The question:
Use resubstitution to solve the following recurrence equation:
T(N) = 2T(n-1) + n; n >=2 and T(1) = 1
So far I have this:
T(n) = 2T(n-1) + n
= 2(2T(n-2) + (n-1)) + n
= 4T(n-2) + 3n -2
= 2(4T(n-3) + 3(n-1) -2) + n
= 2(4T(n-3) + 3n -3 -2) + n
= 2(4T(n-3) + 3n -5) + n
= 8T(n-3) + 6n - 10 + n
= 8T(n-3) +7n -10
I'm just wondering if so far, the way I'm approaching this is correct. Any help is appreciated, thank you.
This step is wrong:
= 4T(n-2) + 3n -2
= 2(4T(n-3) + 3(n-1) -2) + n
It should be
= 4T(n-2) + 3n -2
= 4(2T(n-3) + (n-2)) + 3n - 2
You replace the T(n-i) by 2T(n-i-1) + (n-i).

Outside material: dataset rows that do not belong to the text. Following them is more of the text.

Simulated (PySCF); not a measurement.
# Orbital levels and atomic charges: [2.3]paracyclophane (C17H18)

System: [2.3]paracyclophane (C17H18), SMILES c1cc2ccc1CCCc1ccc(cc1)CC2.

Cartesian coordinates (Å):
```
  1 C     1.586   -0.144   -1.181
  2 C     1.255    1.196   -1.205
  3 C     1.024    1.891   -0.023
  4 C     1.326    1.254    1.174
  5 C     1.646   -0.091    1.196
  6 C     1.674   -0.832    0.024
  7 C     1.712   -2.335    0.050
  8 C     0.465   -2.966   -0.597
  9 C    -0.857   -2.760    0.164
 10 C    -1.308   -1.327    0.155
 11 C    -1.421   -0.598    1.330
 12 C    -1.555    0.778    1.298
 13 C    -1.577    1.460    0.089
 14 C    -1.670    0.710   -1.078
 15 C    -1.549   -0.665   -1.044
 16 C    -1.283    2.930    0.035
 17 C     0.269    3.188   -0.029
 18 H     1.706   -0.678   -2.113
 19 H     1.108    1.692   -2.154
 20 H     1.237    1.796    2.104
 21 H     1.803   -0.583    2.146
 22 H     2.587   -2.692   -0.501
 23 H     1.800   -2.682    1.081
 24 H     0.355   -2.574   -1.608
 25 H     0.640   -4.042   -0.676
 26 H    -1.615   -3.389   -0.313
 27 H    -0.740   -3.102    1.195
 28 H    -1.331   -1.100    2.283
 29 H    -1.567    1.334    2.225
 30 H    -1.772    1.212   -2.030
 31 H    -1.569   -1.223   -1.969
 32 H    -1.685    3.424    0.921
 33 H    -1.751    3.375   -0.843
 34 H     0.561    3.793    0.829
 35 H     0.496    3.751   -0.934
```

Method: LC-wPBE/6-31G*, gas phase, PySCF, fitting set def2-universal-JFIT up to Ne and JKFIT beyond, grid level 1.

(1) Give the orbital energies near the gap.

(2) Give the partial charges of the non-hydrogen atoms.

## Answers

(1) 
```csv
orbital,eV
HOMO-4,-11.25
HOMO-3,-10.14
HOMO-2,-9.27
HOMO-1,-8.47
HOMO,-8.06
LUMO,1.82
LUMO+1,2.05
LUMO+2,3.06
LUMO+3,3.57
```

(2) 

Apart from that, I think you're getting this wrong. What your teacher wants you to do, is to feel what the value of T(n) will be. In this case, you see that each time you iterate, you multiply the first coefficient by 2, and you have at the end a member like an+b. This means that T(n) = 2^n + O(n) because only the biggest member matters.